Archive for February, 2011

Bottom navigation is the new black

Posted in Analysis, Design, My Work on February 2nd, 2011 by bradleymu – Be the first to comment

I’m finally working on my portfolio website.  It’s 1:15 AM, today was the first day of my last semester, I’m tired and I just finished peer reviews from our last semester.  But I finally fully formed this thought that’s been bouncing around my head for a couple months now; I had to write it down.

Bottom navigation is how we’ll navigate web pages and apps in the future.  We’re already seeing it.  Top navigation has seen its day.

Web pages are moving to web apps.  We can all agree on that.  But for those who haven’t thought about how these new spaces will be designed, think about your iPhone, the navigation bar is typically, if not always, along the bottom.  Look at your Mac (not to plug Apple products too much) where is the dock located?  Along the bottom, unless you’re one of those rebels who has put it on the left side.

As we, as users, become more accustomed to apps, the design of our web pages will follow.  Scrolling will go and so will top navigation.  Our apps and web sites will have top and bottom navigation; the best using bottom navigation.  Scrolling will be minimal.  The top and bottom navigation bars will be static, between which is displayed the information we seek.  We’ll zoom and toggle.  Bits and pieces will be presented to us.  We can have them assembled into the big picture if we wish and vice versa.

Scrolling = searching.  And searching takes time.  As our information structures become more sophisticated and as we catalog information better, the need for scrolling goes out the window.  At some point we’ll no longer need scrolling so it’ll get chucked.  And if we aren’t scrolling then why not have an additional, helpful bit of functionality along the bottom of whatever screen you’re viewing?

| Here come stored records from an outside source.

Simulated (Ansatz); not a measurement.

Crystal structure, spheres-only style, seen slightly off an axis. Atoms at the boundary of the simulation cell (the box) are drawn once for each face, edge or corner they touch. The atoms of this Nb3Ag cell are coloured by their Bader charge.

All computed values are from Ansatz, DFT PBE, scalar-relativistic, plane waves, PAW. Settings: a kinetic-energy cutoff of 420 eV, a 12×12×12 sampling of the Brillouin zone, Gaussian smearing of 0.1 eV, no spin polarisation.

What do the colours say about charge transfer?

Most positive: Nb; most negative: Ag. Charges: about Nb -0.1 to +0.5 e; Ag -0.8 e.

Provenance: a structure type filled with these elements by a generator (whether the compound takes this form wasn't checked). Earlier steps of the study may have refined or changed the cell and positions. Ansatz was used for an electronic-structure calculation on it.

Whether or not this idea is revolutionary, particularly insightful or even accurate, I do think it is valid.  Scrolling is a hassle, clicking is a hassle.  We’ll shift to showing users more information in a way that can be digested faster.  Scrolling and clicking gums up the works.  A fixed top and bottom navigation bar provides a frame and forces designers to present information in a way that demands less scrolling.

And I can’t wait.  I can’t stand scrolling.